Government debt has risen since the crisis
Government debt has risen sharply in most OECD countries. The OECD-wide gross debt-to-GDP ratio increased from 73% of GDP in 2007 to 111% in 2013, which is the highest ratio since the aftermath of the Second World War. Taking into account various criteria, a new OECD study suggests that gross debt above about 80% of GDP has detrimental consequences for growth.
Debt per capita varies widely across countries
Between 2007 and 2013, the annual average growth rate of real government debt per capita in OECD countries was 6.7%, reaching an average of USD 42 863 PPP in 2013. Nonetheless, debt per capita varies widely, from USD 86 682 PPP in Japan to USD 3 839 PPP in Estonia.
Balance revenues and expenditures to guarantee the sustainability of public finances
Revenues raised by governments finance the provision of goods and services and carry out a redistributive role. The two main sources of government revenues are taxes and social contributions. While for a certain period of time additional revenue requirements could be financed by acquiring debt, in the long run, revenues and expenditures should be balanced to guarantee the sustainability of public finances.

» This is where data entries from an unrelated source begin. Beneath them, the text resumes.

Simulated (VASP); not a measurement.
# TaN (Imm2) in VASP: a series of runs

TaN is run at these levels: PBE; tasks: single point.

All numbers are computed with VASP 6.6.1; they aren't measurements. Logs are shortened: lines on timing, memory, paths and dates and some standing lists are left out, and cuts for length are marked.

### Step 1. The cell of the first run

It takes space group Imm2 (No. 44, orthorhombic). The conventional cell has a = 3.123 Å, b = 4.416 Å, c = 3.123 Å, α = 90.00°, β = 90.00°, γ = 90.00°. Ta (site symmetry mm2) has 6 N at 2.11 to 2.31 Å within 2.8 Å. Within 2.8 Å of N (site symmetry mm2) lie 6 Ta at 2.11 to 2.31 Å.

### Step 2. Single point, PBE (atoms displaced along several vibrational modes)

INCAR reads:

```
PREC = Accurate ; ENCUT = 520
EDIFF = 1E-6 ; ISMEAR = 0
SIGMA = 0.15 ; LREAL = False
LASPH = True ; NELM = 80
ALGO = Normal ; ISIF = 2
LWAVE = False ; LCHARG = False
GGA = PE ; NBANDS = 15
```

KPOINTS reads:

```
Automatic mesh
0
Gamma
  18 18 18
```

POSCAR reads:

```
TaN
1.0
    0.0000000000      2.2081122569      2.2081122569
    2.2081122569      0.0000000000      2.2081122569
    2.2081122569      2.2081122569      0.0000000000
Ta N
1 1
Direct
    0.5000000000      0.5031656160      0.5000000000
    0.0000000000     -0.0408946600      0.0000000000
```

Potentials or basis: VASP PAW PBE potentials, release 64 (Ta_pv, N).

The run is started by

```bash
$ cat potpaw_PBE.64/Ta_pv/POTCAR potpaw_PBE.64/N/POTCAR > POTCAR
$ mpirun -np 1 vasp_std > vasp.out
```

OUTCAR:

Public expenditures have two main objectives: produce and/or pay for the goods and services delivered to citizens and businesses, and redistribute income. In addition, the amount of financial resources spent by governments provides an indication on the size of the public sector.
Consecutive fiscal deficits will increase debt levels
The fiscal balance is the difference between government revenues and spending. If in a given year, a government receives more than it spends, a surplus occurs. Conversely, when the government spends more than it receives in revenues, there is a deficit. Consecutive deficits will lead to mounting debt levels and consequently higher payments of interest.